The French Senate has proposed developing a new European university ranking system to counter the powerful Shanghai world ranking, which is said to favour English-language institutions. With France holding the EU's six-month rotating presidency, the issue is likely to be discussed by EU education ministers in November.
The lack of harmonised data on French universities has lead to biased information on the country's higher education institutions and weakened the visibility of the research carried out in them, concludes a French Senate report on the ranking of higher education published early in July.
At national level, the lack of a transparent system distorts the allocation of human and financial resources, notes the report. At international level, it harms the attractiveness of France as a destination for foreign students and researchers and decreases the visibility of university research.
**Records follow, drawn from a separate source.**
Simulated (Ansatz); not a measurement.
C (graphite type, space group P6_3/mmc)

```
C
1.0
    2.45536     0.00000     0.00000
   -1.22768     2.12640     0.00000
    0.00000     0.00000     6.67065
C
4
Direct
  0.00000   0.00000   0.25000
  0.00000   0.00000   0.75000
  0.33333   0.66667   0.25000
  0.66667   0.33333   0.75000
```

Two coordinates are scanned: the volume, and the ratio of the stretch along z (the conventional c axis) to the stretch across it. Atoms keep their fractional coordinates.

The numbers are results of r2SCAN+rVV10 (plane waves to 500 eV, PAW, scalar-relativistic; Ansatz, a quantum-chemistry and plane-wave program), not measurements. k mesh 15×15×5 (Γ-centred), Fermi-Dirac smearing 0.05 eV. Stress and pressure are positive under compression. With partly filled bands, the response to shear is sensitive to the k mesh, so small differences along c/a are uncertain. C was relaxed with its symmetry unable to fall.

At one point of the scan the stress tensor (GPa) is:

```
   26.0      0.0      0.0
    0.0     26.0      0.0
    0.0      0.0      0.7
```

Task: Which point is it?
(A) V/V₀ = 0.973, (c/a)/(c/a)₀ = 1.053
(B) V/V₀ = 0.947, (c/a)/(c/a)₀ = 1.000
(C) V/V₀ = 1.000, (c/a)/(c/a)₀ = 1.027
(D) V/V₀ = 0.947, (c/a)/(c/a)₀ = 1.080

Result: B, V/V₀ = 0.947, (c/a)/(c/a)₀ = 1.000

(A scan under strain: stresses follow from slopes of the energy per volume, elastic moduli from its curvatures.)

Another consequence, the report argues, is that exaggerated attention is given to the so-called Shanghai ranking, an index for monitoring the research performance of universities around the world, which the Senate says "only partially and imperfectly reflects the reality". France's key bone of contention with the Shanghai index is that the number of citations of a institution's scientific research is used as a ranking factor. Paris says this works against countries that do not publish in English.
Senator Joël Bourdin, the rapporteur on the report, argues that the intrinsic value of the Shanghai ranking is highly questionable ["très discutable"] and owes its interest only to its "mobilising effect".
The highest-ranking French university in the 2006 Shanghai ranking was Paris VI in 39th place, while American universities occupy more than half of the top 100. The only European universities in the top 10 are the UK's Universities of Cambridge and Oxford.
While French Higher Education Minister Valerie Pécresse has said she wishes to use the French EU Presidency to "lay down the foundations of common European criteria" for university classification, Bourdin argues that France should already go ahead and develop its own national classification system, as an EU-level process would take years.
Pécresse is expected to raise the issue during a meeting of EU education ministers in November.